Every nonempty subset of the natural numbers has a least number 
Proposition: Every nonempty subset $A$ of $\mathbb{N}$ has a least element.

We assume the opposite: $$\exists \left( A \subseteq \mathbb{N} \wedge A \neq \varnothing \right): \forall s \in A: \exists a \in A: s > a$$
Be $A \subseteq \mathbb{N}$ and $A \neq \varnothing$.
Be $s \in A$ and $a_n \in A$ for every $n \in \mathbb{N}_{\ge 1}$ and be $s > a_1$ and $a_n > a_{n+1}$.
Proposition: $$s - a_n \ge n$$
Proof with mathematical induction:
The base case holds since $s > a_1 \implies s-a_1 \ge 1$.
Also: $a_n > a_{n+1} \implies a_n - a_{n+1} \ge 1$ and with this $s - a_n \ge n$ implies $s - a_{n+1} \ge n+1 \quad \square$
Since $s - a_n \ge n$ and $a_n \ge 0$ holds we get: $$s \ge n \quad \forall n \in \mathbb{N}_{\ge 1}$$
But it is $s < s+1 \in \mathbb{N}_{\ge 1} \text{ Contradiction!} \quad \square$

First question: Is this proof valid?
Second question: Do you know different proofs for this proposition?

Cheers
 A: The sequence you introduce is not necessary and, moreover, building it requires recursion.
Suppose $A$ has no least element. Consider the set
$$
A^*=\{n\in\mathbb{N}:n<a,\text{for all $a\in A$}\}
$$
Note that $A\cap A^*=\emptyset$, because if $a\in A\cap A^*$ we would have $a<a$, a contradiction.
We prove by induction that $n\in A^*$, for all $n\in\mathbb{N}$.


*

*$0\in A^*$; indeed, if $0\notin A^*$, there exists $a\in A$ with $a\le0$; thus $0\in A$ and $A$ has a least element.

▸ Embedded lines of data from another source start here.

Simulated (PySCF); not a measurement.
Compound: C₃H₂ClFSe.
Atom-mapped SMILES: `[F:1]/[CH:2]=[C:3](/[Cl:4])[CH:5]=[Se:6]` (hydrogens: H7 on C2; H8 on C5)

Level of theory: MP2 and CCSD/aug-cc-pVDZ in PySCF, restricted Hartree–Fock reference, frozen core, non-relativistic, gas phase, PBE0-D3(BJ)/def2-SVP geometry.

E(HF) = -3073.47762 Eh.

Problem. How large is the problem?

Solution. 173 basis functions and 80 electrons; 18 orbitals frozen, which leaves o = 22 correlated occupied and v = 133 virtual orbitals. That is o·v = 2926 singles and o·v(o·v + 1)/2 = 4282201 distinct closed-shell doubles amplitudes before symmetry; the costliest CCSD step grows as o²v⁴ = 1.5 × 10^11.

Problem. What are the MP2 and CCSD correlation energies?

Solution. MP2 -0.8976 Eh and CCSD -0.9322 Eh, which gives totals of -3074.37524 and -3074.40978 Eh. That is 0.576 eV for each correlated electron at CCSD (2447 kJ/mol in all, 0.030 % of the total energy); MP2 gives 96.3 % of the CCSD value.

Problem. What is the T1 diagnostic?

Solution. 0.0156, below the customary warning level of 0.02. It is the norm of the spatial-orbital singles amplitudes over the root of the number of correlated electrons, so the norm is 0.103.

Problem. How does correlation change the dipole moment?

*Suppose $n\in A^*$. If $n+1\notin A^*$, there exists $a\in A$ with $a\le n+1$. Since $n\in A^*$ we have $n<a$ and therefore $a=n+1$. Then $a=n+1$ is the least element of $A$.
Therefore $A^*=\mathbb{N}$ and so $A$ is empty.
If your natural numbers start at $1$, the proof is exactly the same.
The proof relies on the fact that “$n<a\le n+1$ implies $a=n+1$”, that in turn is the same as “$0<a\le 1$ implies $a=1$. Indeed, since $a\ne0$, we have $a=b+1$, for some $b$; thus $b+1\le 1$ and therefore $b\le0$, which implies $b=0$ and so $a=1$.
A: One standard argument is as follows:
Suppose $A\subseteq\Bbb N$ has no least element. If $0\in A$ then $A$ would have a least element.  So $0\notin A$.  Now suppose $0\notin A,1\notin A,\ldots, n-1\notin A$.  If $n\in A$ under these assumptions, then $A$ would have a least element.  So, by induction, $n\notin A$ for every $n\in\Bbb N$.  Therefore $A=\emptyset$.
A: Well, it might not be kosher to bring a baseball bat to a cricket game but:
$\mathbb N \subset \mathbb R$ and the reals have the least upper bound property.  A is bounded below by 0. so $x =\inf A$ exists.
It's easy to show x is an integer.  (Else there exists a $y$ such that $x < y < \lceil x\rceil$ so y is also a lower bound so $x$ is not inf.) And it's easy to show $x \in A$.  (Else $x + 1/10$ is also a lower bound and x is not inf.)
So $x = \inf A$ and $x \in A$ imply $x$ is the least element in A.
====
A bit more cricket:
Assume non-empty A has no minimum element.
We can do a downward induction to prove the following statement:  For any integer m, there is an element of A that is less than m.
Sub-base case:  Let a be in A.  then for all m > a the statement is true because a < m.
Base case: as A does not have a minimum element, a is not the minimum element.  So there is an element of A that is less than a.
Induction step: Assume the statement is true for m.  The element of A less than m must be less than or equal to m - 1.  If it isn't equal to m, than the there is an element of A less than m -1.  If it is equal to m, then m is an element of A but it isn't the minimum element as there is no minimum element.  So there is an element of A less than m - 1.
Hence this statement is true for all integers.
But it's not true for 0 or any negative integer.
So our assumption was wrong, and non-empty A has a minimum element.